11 December 2005

Old news

The Sunday Times re-cycles the article from last Monday's Scotsman:
"A group of 16 senior Scottish civil servants are to receive public payouts of nearly £2m on top of their already comfortable pensions. Each of the 16 — members and former members of the Scottish executive’s management group — stand to get “golden goodbyes” averaging more than £100,000 when they are 60.
The windfall will boost their handsome pension entitlements and enable them to plan for the kind of cushy retirement beyond the wildest dreams of the ordinary taxpayer...
Fat-cat officials, however, can continue to cream money from the public purse.
The inequality is stark and highlights a growing gap between the lifestyles of Scotland’s political classes and the rest of the population since devolution.
Among those who will benefit from taxpayer munificence is John Elvidge, permanent secretary at the Scottish executive and Scotland’s top mandarin. He will retire with a lump sum of about £160,000, plus a pension in the region of £50,000 a year. "
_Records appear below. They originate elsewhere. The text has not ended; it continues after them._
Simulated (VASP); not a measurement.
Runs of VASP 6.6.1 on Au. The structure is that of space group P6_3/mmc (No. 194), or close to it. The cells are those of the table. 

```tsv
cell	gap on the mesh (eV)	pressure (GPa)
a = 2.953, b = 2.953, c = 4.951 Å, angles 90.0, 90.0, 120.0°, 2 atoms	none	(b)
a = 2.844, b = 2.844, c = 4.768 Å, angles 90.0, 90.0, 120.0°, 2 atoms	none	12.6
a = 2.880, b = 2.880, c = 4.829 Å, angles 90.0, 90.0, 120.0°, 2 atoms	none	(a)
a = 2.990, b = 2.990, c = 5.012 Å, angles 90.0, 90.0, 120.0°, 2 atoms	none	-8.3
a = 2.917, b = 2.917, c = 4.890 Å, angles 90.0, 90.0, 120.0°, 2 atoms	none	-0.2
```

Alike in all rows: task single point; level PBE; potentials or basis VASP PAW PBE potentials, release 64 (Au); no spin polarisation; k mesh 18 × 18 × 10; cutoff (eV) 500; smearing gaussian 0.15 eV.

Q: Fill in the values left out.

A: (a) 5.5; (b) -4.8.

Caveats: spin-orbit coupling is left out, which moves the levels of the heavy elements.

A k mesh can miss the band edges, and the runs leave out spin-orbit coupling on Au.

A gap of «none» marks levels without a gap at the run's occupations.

I have already commented on this here and do not propose to repeat myself.

The sad thing is that there are real questions to be asked about the competence of the Scottish Executive Management Group, their background and their (lack of) experience, and their failure to interact with both the real world and the administrative world of local authorities, government agencies and the people in the Executive who do the real work. Instead, journalists go for the low-hanging fruit, even if it has already been plucked.